WE REMEBER Franklin D. Roosevelt's New Deal as a bold initiative designed to fight the greatest depression this country has ever faced. We remember Edward M. Kennedy's trip to South Africa and praise his endorsement of strong sanctions on that country thereafter. We support Gov. Michael S. Dukakis and mayors and governors across the nation for divesting pension funds of stock in companies doing business in South Africa.

But when Derek Bok allots $1 million in University funds to finance student, faculty and staff activities to fight apartheid, respondents attribute the move to crude political motivations and preemptive maneuvers to dislodge Harvard's divestment movement. We call Bok inconsistent, accuse him of abandoning earlier stances on South Africa, ridicule the size of his fund, and question his morality. Students interested in South Africa claim victory for the divestment movement, mark Bok's move as a concession and a failure by the Harvard Corporation to justify its stand against divestment and dismiss the value of any such fund.

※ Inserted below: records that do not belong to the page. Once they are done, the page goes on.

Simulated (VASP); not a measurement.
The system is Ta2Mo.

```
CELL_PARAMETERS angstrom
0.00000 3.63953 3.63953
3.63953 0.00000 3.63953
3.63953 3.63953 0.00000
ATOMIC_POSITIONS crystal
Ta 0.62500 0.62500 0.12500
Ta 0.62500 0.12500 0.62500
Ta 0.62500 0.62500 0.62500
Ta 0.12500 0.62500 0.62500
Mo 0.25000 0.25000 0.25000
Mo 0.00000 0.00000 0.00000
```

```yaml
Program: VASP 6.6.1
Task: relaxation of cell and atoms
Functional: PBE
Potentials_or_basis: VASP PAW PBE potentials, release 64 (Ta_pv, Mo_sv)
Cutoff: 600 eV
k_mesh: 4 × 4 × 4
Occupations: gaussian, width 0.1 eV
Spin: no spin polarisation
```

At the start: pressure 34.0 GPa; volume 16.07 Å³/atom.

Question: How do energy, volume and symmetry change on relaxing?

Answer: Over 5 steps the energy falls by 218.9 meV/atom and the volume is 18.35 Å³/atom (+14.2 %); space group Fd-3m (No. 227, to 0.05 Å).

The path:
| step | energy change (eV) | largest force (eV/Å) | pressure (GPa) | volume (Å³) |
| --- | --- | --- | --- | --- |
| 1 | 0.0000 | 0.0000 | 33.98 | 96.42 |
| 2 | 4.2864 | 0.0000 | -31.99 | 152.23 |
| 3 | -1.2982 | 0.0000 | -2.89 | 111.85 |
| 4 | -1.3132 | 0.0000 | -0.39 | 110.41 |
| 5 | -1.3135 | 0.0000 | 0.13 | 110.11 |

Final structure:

Why? The answer is simple. Students who believe in divestment claim a monopoly on morality. They believe, contrary to the edicts of democracy, that their solution to the South African problem is the only solution and are totally unwilling to compromise, rationally consider alternatives or heed evidence to the contrary. These students, on a mission from God, feel compelled to lambast any move to fight apartheid by the "establishment." Short of personally hiring a plane, flying to Pretoria, and splitting P. W. Botha's head with an Uzi submachine gun, there is virtually nothing President Bok can accomplish with full credit. Unless those who oppose divestment are ready to throw themselves entirely at the mercy of these inspired activists, then there is no hope for a better day in South Africa, activists say.

Divestment is not at issue here. But it is important to recognize that it is indeed possible to fight racial segregation morally and reasonably even without resting complete confidence in the transfer of stock holdings from one American investor to another. There are, suprisingly enough, ways for moral institutions to contribute to the fight against apartheid other than by slapping the wrists of American corporations.

President Bok, speaking for the governing Corporation, does not claim such a monopoly on morality. While he argues against total divestment in favor of educational, national and individual efforts to help solve the South African racial conflict and criticizes others who levy their efforts only in the investment arena, he believes reasonable people can disagree on the possible solutions. He recognizes the cogency of other views. His fund represents an offer to cooperate on the issue of South Africa, having realized there is room for common effort even given the radically divided positions of some activists and some administrators on this problem. At present, however, such cooperation is far from likely, and Bok has been branded yet again as an agile lawyer-type with concern only for protecting corporate finance.

The fundamental misconception involved in recent criticism of Harvard's position is that a response to the crisis in South Africa is either moral or immoral, either right or wrong. But there is no purely moral answer to the problem. Divestment protesters clearly respond to pressures and customs in their own lives and are not motivated solely by objective, philanthropic concerns. If this were not true, the protesters would undeniably place South Africa on the back burner and wage war, for example, against the government of Ethiopia, which is restricting the flow of famine-relief efforts to rebel-held areas in that country at the expense of millions. Bok similarly acts with intuitive and political biases, but his biases are neither stronger nor less moral than those who favor divestment.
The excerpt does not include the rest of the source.